I've written extensive systems for the company I work for to convert PDF's into data for processing (invoices, settlements, scanned tickets, etc.), and @Paulo Scardine is correct--there is no completely reliable and easy way to do this. That said, the fastest, most reliable, and least-intensive way is to use pdftotext, part of the xpdf set of tools. This tool will quickly convert searchable PDF's to a text file, which you can read and parse with Python. Hint: Use the -layout argument. And by the way, not all PDF's are searchable, only those that contain text. Some PDF's contain only images with no text at all.

Solution 4

I recently started using ScraperWiki to do what you described.

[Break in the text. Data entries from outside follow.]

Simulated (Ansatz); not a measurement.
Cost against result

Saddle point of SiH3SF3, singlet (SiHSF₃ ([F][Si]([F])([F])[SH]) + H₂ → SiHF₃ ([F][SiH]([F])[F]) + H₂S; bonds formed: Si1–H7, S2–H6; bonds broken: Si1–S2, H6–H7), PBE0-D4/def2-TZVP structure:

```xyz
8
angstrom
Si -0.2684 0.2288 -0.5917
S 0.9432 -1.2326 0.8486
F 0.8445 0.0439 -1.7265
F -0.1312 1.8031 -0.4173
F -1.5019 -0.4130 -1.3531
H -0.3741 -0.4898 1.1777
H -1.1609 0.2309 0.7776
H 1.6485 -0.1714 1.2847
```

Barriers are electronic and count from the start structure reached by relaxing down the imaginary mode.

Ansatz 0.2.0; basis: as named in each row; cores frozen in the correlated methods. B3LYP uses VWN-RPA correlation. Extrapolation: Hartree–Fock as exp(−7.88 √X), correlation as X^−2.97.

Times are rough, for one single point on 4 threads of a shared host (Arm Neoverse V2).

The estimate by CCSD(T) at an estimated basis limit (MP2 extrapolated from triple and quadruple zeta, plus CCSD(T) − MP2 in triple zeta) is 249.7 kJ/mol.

Here's an example of using ScraperWiki to extract PDF data.

The scraperwiki.pdftoxml() function returns an XML structure.

You can then use BeautifulSoup to parse that into a navigatable tree.

Here's my code for -

import scraperwiki, urllib2
from bs4 import BeautifulSoup

def send_Request(url):
#Get content, regardless of whether an HTML, XML or PDF file
    pageContent = urllib2.urlopen(url)
    return pageContent

def process_PDF(fileLocation):
#Use this to get PDF, covert to XML
    pdfToProcess = send_Request(fileLocation)
    pdfToObject = scraperwiki.pdftoxml(pdfToProcess.read())
    return pdfToObject

def parse_HTML_tree(contentToParse):
#returns a navigatibale tree, which you can iterate through
    soup = BeautifulSoup(contentToParse)
    return soup

pdf = process_PDF('http://greenteapress.com/thinkstats/thinkstats.pdf')
pdfToSoup = parse_HTML_tree(pdf)
soupToArray = pdfToSoup.findAll('text')
for line in soupToArray:
    print line

This code is going to print a whole, big ugly pile of <text> tags. Each page is separated with a </page>, if that's any consolation.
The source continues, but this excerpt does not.